On March 11 2011, the Fukushima Daiichi nuclear plant was the site of one of the worst nuclear disasters ever after an earthquake and subsequent tsunami caused its electrical grid to fail. The simultaneous disasters laid waste to much of the surrounding area, but "miraculously, the temple was untouched."

"The UFO's came after the explosion. There were so many of them. I was shocked," said the monk in the fourth episode of the VICE Studio's Netflix docuseries series Encounters: "Lights Over Fukushima."

"Radioactive energy was leaking everywhere. I believe the UFOs came to readjust the flood of radioactive energy in order to save us. That's my theory, anyway," said Izumi.

Just like after the Fukushima disaster, UFO's have been documented repeatedly around places where humans have spawned nuclear activity. There are "very clear connections" between UFO sightings and nuclear sights "going back decades," said author Dr. Jensine Andresen.

"My personal view on the basis of over 30 years of very extensive research is that there is an advanced extraterrestrial presence operating basically here on Earth and in the oceans," she said.

Andresen cited declassified U.S. government reports from agencies like the FBI and CIA about UFO sightings near nuclear sites, saying she had looked at 39 different accounts between the 1940s and 1990s.

"It goes back to the 1930s when the science and research was being done to understand fission. But then it really heats up in the 1940s, in particular, right after the detonation of the two atomic bombs in Japan in 1945. Then it is decisive, it's conclusive. You see one after another event occurring in proximity specifically to sites associated with nuclear weapons," said Andresen.

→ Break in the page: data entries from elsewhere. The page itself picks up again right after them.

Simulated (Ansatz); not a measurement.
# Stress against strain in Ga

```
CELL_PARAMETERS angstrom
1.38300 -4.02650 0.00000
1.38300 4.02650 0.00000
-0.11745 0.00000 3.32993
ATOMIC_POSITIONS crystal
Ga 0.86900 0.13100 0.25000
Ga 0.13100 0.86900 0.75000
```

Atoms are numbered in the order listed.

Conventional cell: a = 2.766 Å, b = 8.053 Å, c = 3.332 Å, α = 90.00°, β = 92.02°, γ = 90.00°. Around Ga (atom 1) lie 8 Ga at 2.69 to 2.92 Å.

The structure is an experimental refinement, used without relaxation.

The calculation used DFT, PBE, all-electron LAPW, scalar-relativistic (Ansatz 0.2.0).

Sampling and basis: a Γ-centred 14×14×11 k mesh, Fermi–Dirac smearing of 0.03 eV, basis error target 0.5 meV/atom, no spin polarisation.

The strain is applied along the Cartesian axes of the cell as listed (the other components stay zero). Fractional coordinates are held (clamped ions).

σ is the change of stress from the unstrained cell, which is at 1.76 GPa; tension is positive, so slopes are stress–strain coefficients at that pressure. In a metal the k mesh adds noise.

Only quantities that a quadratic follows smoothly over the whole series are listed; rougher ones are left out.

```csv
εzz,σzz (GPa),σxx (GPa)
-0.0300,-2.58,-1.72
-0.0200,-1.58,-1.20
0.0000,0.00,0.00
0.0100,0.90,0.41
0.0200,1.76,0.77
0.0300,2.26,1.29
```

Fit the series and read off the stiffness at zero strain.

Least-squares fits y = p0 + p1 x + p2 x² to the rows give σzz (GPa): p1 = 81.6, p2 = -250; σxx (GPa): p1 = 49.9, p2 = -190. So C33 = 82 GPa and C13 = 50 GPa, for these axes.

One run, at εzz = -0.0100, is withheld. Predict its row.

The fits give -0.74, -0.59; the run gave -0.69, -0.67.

There are numerous cases, she said, listing sightings near Kirtland Air Force Base, Sandia National Laboratories, and other places "where nuclear weapons were stored."

Another well-known case took place at Malmstrom Air Force Base in Montana in March of 1967. Robert Salas, who worked as a missile launch officer controlling ten nuclear tipped missiles at the time, alleged one day after he received reports from other officers of strange UFO sightings, his missiles were shut down and became "unlaunchable." He later learned that ten weapons at another nearby site were also shut down "under similar circumstances, very similar circumstances where UFOs were sighted over the launch facilities." More recently, Salas said that he had briefed the Pentagon's All-domain Anomaly Resolution Office (AARO), a unit tasked with resolving credible UFO sightings, on the event.

Andresen said one of the clearest examples of these sorts of activities around nuclear facilities was the 1986 Chernobyl nuclear disaster in Ukraine.

"There was a lot of UFO activity reported there also. At the height of the fire in Chernobyl, the reading was 3000 milliroentgens, which is a unit of ionizing radiation. And right at the height of the fire, many people observed a UFO come, stayed for 3 minutes, shown a light right at Unit 4 and departed," she said. "They took another reading and it had apparently dropped to 800. Just in a few minutes. That seems like a very conscious attempt to remediate the danger caused by the malfunction there."

Like the Chief Monk of the Miracle Temple, Andresen also believes that these extraterrestrial beings are trying to help us avoid our own self destruction via nuclear catastrophes.

"I think this is an intelligence that recognizes the depth of human creativity and wants to preserve it. I think this intelligence cares about us. I think this intelligence does not want us to go extinct. That's what I think is really being communicated," she said. "'We're right here with you. Just open your hearts. Open your minds. We'd like to help you. And, you know, let's get to know one another.' I think that's really what the message is."